Changing Climate, Changing World
Changing shades of ice at 2am
I just read an advertisement for “mobile tourist cabins”. The main advantage listed is that you can move them around to cope with climate change, so that you can shift them with the ice sheet as it retreats.
Climate change is very obvious here, although I’ve met a few people who still think it could be just natural fluctuation. Some of them are people in the tourist industry. Jens Laursen, the manager of tourism in Kangerlussuaq is unwilling to accept a connection between emissions from air travel and retreating ice. He is, of course, dependent on people coming to Greenland by air. Flying is the main way to get anywhere here, and the distances are huge on the world’s biggest island. In winter, dogsled has traditionally been the main means of transport, not only for personal use, but for instance for fishermen, who bring large quantities of halibut they catch by a long line dropped through holes in the ice over the snowy slopes to Ilulissat. But this is losing importance, as the season when there’s enough hard-packed snow for it to be viable is becoming shorter, and the winters become less predictable.

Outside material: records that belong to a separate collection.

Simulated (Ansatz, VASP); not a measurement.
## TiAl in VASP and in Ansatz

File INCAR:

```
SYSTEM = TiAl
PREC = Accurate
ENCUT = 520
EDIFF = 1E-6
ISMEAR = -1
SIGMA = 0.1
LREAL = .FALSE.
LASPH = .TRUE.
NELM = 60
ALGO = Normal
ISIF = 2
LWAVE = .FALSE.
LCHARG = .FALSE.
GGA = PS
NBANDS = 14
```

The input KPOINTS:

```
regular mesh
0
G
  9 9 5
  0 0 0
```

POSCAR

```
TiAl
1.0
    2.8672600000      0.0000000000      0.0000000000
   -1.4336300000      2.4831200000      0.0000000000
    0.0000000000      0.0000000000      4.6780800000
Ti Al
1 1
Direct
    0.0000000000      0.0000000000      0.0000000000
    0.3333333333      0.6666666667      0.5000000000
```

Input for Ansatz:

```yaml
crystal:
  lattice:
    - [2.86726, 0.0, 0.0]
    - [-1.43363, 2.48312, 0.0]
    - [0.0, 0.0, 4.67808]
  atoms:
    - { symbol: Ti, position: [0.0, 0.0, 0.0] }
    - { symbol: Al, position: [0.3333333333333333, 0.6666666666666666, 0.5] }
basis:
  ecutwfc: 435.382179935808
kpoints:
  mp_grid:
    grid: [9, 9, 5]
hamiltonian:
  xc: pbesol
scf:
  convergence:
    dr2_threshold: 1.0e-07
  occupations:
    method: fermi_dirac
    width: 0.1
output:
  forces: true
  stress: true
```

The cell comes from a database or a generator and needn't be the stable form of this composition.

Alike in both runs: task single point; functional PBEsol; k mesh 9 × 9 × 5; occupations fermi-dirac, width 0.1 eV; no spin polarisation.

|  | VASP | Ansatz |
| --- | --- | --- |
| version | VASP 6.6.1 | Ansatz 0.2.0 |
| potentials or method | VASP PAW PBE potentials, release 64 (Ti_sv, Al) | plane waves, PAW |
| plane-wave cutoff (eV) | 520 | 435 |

Accounts from the locals here back up what the scientists are telling us. Morten Rasch, the man behind the Zackenberg ecological monitoring programme, for example, stresses that the variability of the climate will increase. Yesterday I interviewed Karen Filskov, who comes from Ilulissat and now works for Destination Avannaa -the regional office promoting development in the huge region of North Greenland, Qaasuitsup kommunia. It’s said to be the biggest municipality in the world in terms of area, with 660,000 km2. She told me a series of winters in a row up to 2006 had been so mild the fishermen could fish from boats in the bay rather than taking the dogsleds to the ice. A lot of them then got rid of their dog teams, which are expensive to feed. Then the last two winters were particularly harsh. The water was frozen, and they had no dogs. It’s becoming increasingly changeable, she says.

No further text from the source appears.